Under the Hood…

With freedom comes responsibility… And I have the great responsibility of getting us all there and back again safely. Which is exactly what brought me to the Jeep dealership the other day.

We need to make sure our vehicle can withstand the grueling workout it is going to get. Our greatest concern is the extreme conditions of Death Valley in August where it can get as high as 130 degrees farenheit!

Our Jeep becomes more than  just a mode of transport out there. It becomes a critical tool for survival. So having it checked out by our mechanic is important. And it is also important that we be able to do some emergency service in case something breaks down out in the desert.

So that means, we’d better know how to change a flat tire, and it was also suggested by those more experienced with Jeeping in the desert, that we carry some spare hoses, fan belt and so forth… and following up on that, I found myself getting a tutorial in changing radiator hoses and replacing the fan belt!

It was interesting to learn about what is under the hood of my Jeep, even though I hope I will never have to use that knowledge in the field!!!! But somehow it just seemed appropriate to start the story of our road trip with the hood of the Jeep open…

posted by Blue Coyote in On the Road and have No Comments

One month to go…

In a month we will be hitting the road… and I am finally starting to get a bit excited about the trip. I know that sounds strange, as we have been planning for months! But maybe because we HAVE been planning for months, “working on the trip plans” has become almost “routine,” and I haven’t allowed myself the luxury of getting really excited about it until now…

It is a good feeling, especially since we are pretty well prepared for departure and we’ve got a solid and detailed “roadmap.”

Actually we have lots and lots of road maps… one for almost every state we will be driving through… plus a detailed street atlas of the USA… plus the specific Route 66 mapset… plus topo maps of the deserts… plus two briefing books with turn by turn directions… and I am trying to decide if i should bring my GPS (though it is actually for aviation, and I would have to buy some kind of road map update I guess… so am really not sure it is worth taking… I mean how lost can we really get with all those maps!!!!!)

And in addition to all the maps, we have a program outline, a timeline (which I hesitate to call a “schedule” because that sounds like we are locked into it, and I have done my best to leave enough flexibility while still creating a plan that will get us there and back again in the alloted timeframe), and a resource list. We have all our backcountry permits, and things that needed to be reserved are almost all done (we still need to book hotels for LA and SF… and finish the plan for the last 6 days, which includes Cajun country and New Orleans… and firm up reservations for a couple of the en route activities that need advance reservations… so in that sense we still have a bit of work to do).

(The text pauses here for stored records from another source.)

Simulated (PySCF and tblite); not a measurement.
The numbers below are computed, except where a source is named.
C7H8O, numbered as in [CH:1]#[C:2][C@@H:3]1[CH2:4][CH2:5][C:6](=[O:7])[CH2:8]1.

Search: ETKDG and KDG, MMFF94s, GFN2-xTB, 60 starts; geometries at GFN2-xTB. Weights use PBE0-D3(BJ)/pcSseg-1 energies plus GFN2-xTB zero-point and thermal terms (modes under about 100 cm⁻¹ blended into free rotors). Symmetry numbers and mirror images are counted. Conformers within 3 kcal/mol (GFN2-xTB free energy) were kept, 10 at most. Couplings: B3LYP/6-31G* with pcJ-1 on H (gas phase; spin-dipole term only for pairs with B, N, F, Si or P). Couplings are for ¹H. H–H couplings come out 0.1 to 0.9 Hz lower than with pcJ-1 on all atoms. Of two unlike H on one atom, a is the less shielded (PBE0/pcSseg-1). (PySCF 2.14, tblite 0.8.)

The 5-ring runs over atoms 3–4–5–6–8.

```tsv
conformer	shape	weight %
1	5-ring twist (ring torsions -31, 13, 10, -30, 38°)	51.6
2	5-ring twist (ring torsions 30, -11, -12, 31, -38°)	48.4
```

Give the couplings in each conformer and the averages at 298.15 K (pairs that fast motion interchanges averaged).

In terms of supplies and equipment, we have most of what we need. And we know what we still need to buy… (not much, apart from things we really need to get at the last minute, like food items, cleaning supplies, tapestock and other consumables). I have already set up a staging area here in NY (and Cactus Killer and Silly Squirrel have done the same in Paris)…

Now we just have to get thru the month, and we’ll be riding freedom’s road!

posted by Blue Coyote in Anticipation and have Comments (2)

Counting down…

Now we begin the real countdown and put our preparations into overdrive as the trip is fast approaching…

In just 5 weeks Cactus Killer and Silly Squirrel will be in NY!

Everything needs to be ready for D-Day… 9 July!

Overall we are in good shape with the planning and trip prep. Luckily we started so far ahead it was not a mad dash of planning… However, we still have more to do to finalize plans and get everything into place.

posted by Blue Coyote in Planning and have No Comments

Walking the walk…

Have been continuing to work on building up my endurance so that i will be ready when we hit the trail. I think the biggest challenge will now be the Zion Narrows hike, as that will be two days of walking 6.5 hours per day thru a river. It doesn’t sound so hard on paper, but I am sure walking thru water isn’t as simple as a walk in the park… and so I have decided that I will make sure that I am ready by training on a longer walk…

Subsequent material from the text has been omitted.